In lib/datura/data_manager.rb
, self.format_to_class
contains a hash with the format as key and a file with format-specific methods as value. Add your desired format to this hash, with the corresponding file FileFornat.
def self.format_to_class
{
"csv" => FileCsv,
"ead" => FileEad,
"html" => FileHtml,
"tei" => FileTei,
"vra" => FileVra,
}
end
Modify lib/datura/parser_options/post.rb
to accept parameters for the new format:
options["format"] = nil
opts.on( '-f', '--format [input]', 'Restrict to one format (csv, ead, html, tei, vra, webs)') do |input|
if %w[csv ead html tei vra webs].include?(input)
options["format"] = input
else
puts "Format #{input} is not recognized.".red
puts "Allowed formats are csv, ead, html, tei, vra, and webs (web-scraped html)"
exit
end
end
In the config/public.yml
file you need to add a link to the xsl scripts for the specific format (you do not necessarily need to create a working script until you need to transform files), and also create a file and add it to the scripts folder:
html_html_xsl: scripts/.xslt-datura/html_to_html/html_to_html.xsl
tei_html_xsl: scripts/.xslt-datura/tei_to_html/tei_to_html.xsl
vra_html_xsl: scripts/.xslt-datura/vra_to_html/vra_to_html.xsl
ead_html_xsl: scripts/.xslt-datura/ead_to_html/ead_to_html.xsl
You will need to create a file_format.rb
(i.e. file_ead.rb
) file in lib/datura/file_types
. Copy from a similar file type (file_tei.rb is a good model for XML-based formats) and make any necessary changes for the file format. Make sure to change the class name to reflect the new file format. In particular, in the case of an XML-based format, the subdoc_xpaths
should be modified to get the correct XPath for the files you want to transform:
def subdoc_xpaths
# match subdocs against classes
return {
"/ead" => EadToEs,
}
end
In the /lib/datura/to_es
folder you also need to make a format_to_es.rb file, i.e. ead_to_es.rb
and also a folder with fields.rb, request.rb, and (for XML-based formats) xpaths.rb overrides
Be sure to require all the necessary files at the top (and create them in the proper folder).

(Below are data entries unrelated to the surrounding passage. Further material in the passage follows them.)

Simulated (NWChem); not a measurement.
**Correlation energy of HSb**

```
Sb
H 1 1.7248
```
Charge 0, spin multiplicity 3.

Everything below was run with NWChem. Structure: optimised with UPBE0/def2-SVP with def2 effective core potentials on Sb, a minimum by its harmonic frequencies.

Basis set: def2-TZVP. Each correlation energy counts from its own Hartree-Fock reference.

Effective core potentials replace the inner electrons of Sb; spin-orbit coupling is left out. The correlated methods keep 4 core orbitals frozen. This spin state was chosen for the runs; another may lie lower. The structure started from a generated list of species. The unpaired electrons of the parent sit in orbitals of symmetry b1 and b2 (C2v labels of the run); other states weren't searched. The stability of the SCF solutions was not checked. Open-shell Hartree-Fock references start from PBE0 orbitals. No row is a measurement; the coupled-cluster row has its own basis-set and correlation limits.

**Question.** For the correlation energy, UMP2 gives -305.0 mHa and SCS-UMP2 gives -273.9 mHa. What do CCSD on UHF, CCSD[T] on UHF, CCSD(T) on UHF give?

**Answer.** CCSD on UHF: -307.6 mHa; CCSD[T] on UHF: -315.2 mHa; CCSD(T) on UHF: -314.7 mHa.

require_relative "xml_to_es.rb"
require_relative "ead_to_es/fields.rb"
require_relative "ead_to_es/request.rb"
require_relative "ead_to_es/xpaths.rb"
class EadToEs < XmlToEs
end
The new files you have added must to be required in lib/datura/requirer.rb
. This should happen automatically, but if not add the following to make sure they get picked up:
require_relative "to_es/ead_to_es.rb"
All code in these files should be within the same class. If the format is based on XML, it should inherit from XmlToEs.
class EadToEs < XmlToEs
end
Add all the xpaths for your desired fields in xpaths.rb, in the hash inside the xpaths.rb file. it may be helpful to use an existing template like tei_to_es/xpaths.rb
. There is no need to add all of them, you can comment out the fields you do not need.
All fields must be defined within fields.rb. Even if you do not intend to index them, Datura requires that you at least have an empty method defining each field. (An empty field will be nil and not be displayed in Orchid).
def category
end
Make appropriate changes to your fields as desired.
If you want to index subsections, the best way to do this is to define an xpaths selector for the desired sections in the subdoc_xpaths
method as described above.
def subdoc_xpaths
# match subdocs against classes
return {
"/ead" => EadToEs,
"//*[@level='item']" => EadToEsItems,
}
end
Then add all the necessary overrides in the to_es
folder like above. Depending on what you need to override, you may combine them into one file, or have separate files. In any case, they should inherit from the main file, i.e. class TeiToEsPersonography < TeiToEs
.